| HN Mirror

Y	Hacker News new \| ask \| show \| jobs

by stetrain 1022 days ago

Not a copyright lawyer, but if we take the AI out of it then derivative works, fair use, etc. are already a grey area. It's a thing that gets argued about all the time in court cases.

If I train a model that given the input "When Mr. Bilbo Baggins" produces the entirety of The Lord of the Rings trilogy and release it, I have probably infringed copyright.

If I train a model that produces some generic paragraphs about "mountains" and "dragons" but contains no meaningful direct quotes or phrases, then that probably isn't a violation on its own. Those words appear in Tolkien's works but are not themselves enough to copyright.

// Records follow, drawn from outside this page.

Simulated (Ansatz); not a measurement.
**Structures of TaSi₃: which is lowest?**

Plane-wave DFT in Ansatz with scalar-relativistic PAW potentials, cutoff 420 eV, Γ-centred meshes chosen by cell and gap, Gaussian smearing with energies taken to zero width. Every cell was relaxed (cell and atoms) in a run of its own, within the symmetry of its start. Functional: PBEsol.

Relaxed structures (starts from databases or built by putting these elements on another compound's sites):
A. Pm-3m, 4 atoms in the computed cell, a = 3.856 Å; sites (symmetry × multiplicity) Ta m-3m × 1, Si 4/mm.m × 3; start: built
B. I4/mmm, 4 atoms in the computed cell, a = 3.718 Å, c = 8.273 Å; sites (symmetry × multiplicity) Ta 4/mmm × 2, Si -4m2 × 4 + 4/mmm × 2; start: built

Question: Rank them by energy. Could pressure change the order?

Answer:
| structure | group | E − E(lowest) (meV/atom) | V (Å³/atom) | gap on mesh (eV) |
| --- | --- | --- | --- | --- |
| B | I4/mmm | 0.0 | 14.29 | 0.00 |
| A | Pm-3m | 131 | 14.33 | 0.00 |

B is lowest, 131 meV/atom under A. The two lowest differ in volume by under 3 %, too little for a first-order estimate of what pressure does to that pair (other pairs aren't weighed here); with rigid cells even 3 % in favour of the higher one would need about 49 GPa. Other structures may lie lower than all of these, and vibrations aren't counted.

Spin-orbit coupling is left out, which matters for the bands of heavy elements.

If to train that model it is demonstrated that I copied Tolkien's works in a way not allowed for by the copyright license, (ie buying the book once and copying their text thousands of times across servers to train an AI model) then perhaps I have violated copyright in the interim steps even if the output of my model is no longer consider a copy of the original works.

I don't think there are black and white answers here. At one point does a chopped up and statisticized copyrighted work become no longer a copyrighted work? Can you train a model on something without first copying that thing in a way that violates copyright law?

These are squishy human concepts that get decided by humans in courtrooms and legislative bodies. I don't think the details of the math involved are going to make a big difference in the eventual outcomes.